I didn’t quite follow the bit where you talked about compressing a text file (or not).
To take advantage of the compression and deduplication, should one avoide uploading compressed files (if possible)?
For example, I backup my ZFS system to a file and then compress it so I have files called: 2015.05.01.zfs.gz, 2015.05.02.zfs.gz, etc. Is it a bad idea to upload files like this to Tarsnap? I assume compression won’t help here but can dedupe help?
SW,
ZFS filesystem-level compression is a different beast. Tarsnap dedup works fine if your dataset has compress=lz4 or somesuch. The filesystem presents the decompressed file, and Tarsnap can dedup that just fine.

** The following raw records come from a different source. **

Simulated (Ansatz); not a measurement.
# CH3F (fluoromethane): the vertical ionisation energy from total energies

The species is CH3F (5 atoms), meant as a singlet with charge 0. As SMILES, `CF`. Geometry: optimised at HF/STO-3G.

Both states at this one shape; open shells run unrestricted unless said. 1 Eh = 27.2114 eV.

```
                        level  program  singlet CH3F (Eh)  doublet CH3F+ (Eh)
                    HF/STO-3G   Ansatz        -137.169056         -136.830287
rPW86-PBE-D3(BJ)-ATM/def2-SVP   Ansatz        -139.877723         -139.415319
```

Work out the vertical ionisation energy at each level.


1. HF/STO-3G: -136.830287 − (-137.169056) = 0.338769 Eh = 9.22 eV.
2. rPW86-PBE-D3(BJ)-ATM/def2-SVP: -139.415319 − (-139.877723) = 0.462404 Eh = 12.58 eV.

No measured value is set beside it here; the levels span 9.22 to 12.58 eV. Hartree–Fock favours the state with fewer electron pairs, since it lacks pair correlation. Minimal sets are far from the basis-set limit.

Deduplication has problems when you run, say, “gzip mysqlbackup.sql” — two different database dumps might be 99% identical, but compressing at the file level creates a completely different dump.gz files.
I’ve just finished reading Tarsnap Mastery, it was a fantastic read! Then again, all your books are fantastic.
Despite everything I read in the Tarsnap book, would you trust Tarsnap with your backups that include password information? ie: login credentials etc. I’m one of those ultra paranoid people that doesn’t use ANY cloud service and keeps everything on my own desktop/server at home. Having said that I am close to starting to use Tarsnap…
On another note, will you be writing a mastery book on Jails?
Oh, can’t wait for the Advanced ZFS Mastery book to come out, the first one was awesome!!
Thanks, SW, glad you liked it.
I would trust Tarsnap with my passwords. Tarsnap isn’t where they will get stolen from. They will get stolen from the machine I left the passwords on!
I’ll be doing a jails book later this year. See http://blather.michaelwlucas.com/archives/2286 – it requires the filesystem books first, though.
Mr. Lucas,
Thanks for tarsnap mastery and all your other non-fiction books, of which I own all but 3 or 4.
Keep up the great works of authoring and I’ll keep buying!
Best,
Sean
How does tarsnap compare to spider oak?
Keep them books coming!
Billy, my understanding is that Tarsnap is far mre efficient. Also, Tarsnap has a familiar interface. SO is more pointy-clicky.
Billy, my understanding is that Tarsnap is far mre efficient. Also, Tarsnap has a familiar interface. SO is more pointy-clicky.
If I use an encrypted key (ie: with a passphrase) with tarsnap, I assume that when I print out the key file for my backups that I use the encrypted key and NOT the unencrypted (ie: no password) one?
I know this sounds dumb but I thought I’d make sure!!
Up to you, Paul.
For me, if I need to keep my Tarsnap keys in a safe deposit box, I’d probably print both. Because if I’m using that key, my business is fubar without the key.